TORONTO – Ontario post-secondary institutions are working on middleware, wireless sensors and content filtering projects that they hope will help close the gap between academic research and its commercialization into IT products and services.
At the first-ever conference hosted by the Ontario Centres of Excellence (OCE) Inc. on Tuesday, a range of graduate and Ph.D. students showcased algorithms, early-stage software and prototype hardware aimed at both business and government users. The one-day event, called Discovery 2006, also featured a noon appearance by Premier Dalton McGuinty.
Although the Ontario Centres of Excellence include a facility focused on photonics and another on communications and IT research, the innovations on display at Discovery 2006 were not exclusively devoted to technology. The OCE’s mission is to connect universities with the marketplace, and manufacturing and energy-related research are also part of its mandate.
“When the OCE was launched in 1987, the Web was still in its infancy – there were only 50 public Web sites,” said David McFadden, OCE chair and a partner with Gowling Lafleur Henderon LLP. “Cell phones were clunky, and certainly not ubiquitous. There were no BlackBerries.”
OCE has since launched dozens of companies employing hundreds of Ontarians, but several of the projects at Discovery 2006 were not quite ready to leave campus.
Guoli Li, a Ph.D. in the University of Toronto’s computer science department, was exhibiting Padres, a middleware platform designed to route data messages while allowing administrators to visualize network topologies. Li said the project highlights a new approach to organizing workflows using Web services and executing business processes.
“Most of the architectures we see are centralized, which means there is a single point of failure,” Li said. “We are trying to demonstrate how resources in a distributed architecture can be more effective.”
The results of the U of T research has already been published, Li said, and the team behind PADRES hopes it will inspire other middleware vendors.
Kenan Xu, a student at Queen’s University in Kingston, Ont., was showcasing research into techniques organizations could use to plan the deployment of wireless sensor networks, a group of small devices used for monitoring in military, building automation and agriculture markets, among others. The main barriers to wireless sensors, according to Xu, are costs and system performance. The latter factor takes in the sensing fidelity, coverage and reliability of the network. Queen’s has come up with algorithms that would automate some of the calculations involved in getting a wireless sensor network up and running.
“People want to know the minimum cost and the maximum performance,” he said, adding that Queen’s team is developing a software product based on the algorithms through its technology transfer office.
Discovery 2006 also included several vendor booths, including one hosted by Guelph, Ont.-based Netsweeper Inc., a provider of Web-filtering technology. Netsweeper was the key sponsor for a project underway by University of Waterloo student Ehsan Fazi, who was developing a skin detection algorithm that could potentially detect pornographic content.

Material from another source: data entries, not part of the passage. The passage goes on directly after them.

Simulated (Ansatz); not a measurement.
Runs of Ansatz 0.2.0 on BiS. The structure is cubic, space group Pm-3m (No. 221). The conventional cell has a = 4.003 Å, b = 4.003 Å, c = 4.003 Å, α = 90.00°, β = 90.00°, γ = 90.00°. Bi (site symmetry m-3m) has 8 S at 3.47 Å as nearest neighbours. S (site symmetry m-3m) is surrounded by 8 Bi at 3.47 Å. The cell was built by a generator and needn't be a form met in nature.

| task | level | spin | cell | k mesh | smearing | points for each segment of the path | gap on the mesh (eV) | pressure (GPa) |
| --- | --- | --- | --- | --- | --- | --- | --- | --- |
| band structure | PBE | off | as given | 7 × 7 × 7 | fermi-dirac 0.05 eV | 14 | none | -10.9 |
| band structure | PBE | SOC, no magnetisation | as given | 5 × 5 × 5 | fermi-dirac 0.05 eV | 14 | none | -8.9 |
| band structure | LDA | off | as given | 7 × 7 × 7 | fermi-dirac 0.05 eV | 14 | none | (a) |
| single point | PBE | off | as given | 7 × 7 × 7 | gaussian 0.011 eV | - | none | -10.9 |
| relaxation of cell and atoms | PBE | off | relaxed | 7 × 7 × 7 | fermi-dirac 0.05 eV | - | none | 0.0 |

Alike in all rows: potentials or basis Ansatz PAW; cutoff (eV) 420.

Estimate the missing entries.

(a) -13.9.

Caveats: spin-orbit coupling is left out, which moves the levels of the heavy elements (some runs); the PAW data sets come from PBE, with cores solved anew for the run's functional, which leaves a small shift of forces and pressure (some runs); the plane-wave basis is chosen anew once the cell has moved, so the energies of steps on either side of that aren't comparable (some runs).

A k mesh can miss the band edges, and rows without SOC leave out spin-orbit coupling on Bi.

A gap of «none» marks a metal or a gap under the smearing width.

Greg Apple, Netsweeper’s director of business development, said the company could be only a month away from commercializing Fazi’s research. “We did a study of 100 pornographic URLs and 100 non-pornographic URLs, and it detected all 100 of them,” he said. “It’s a small sample size, but it shows the potential this has.”
Other IT-related projects at Discovery 2006 included a U of T initiative to develop software to assist companies with optimizing stock holding and privacy technologies in development at a Bell Canada Centre of Excellence.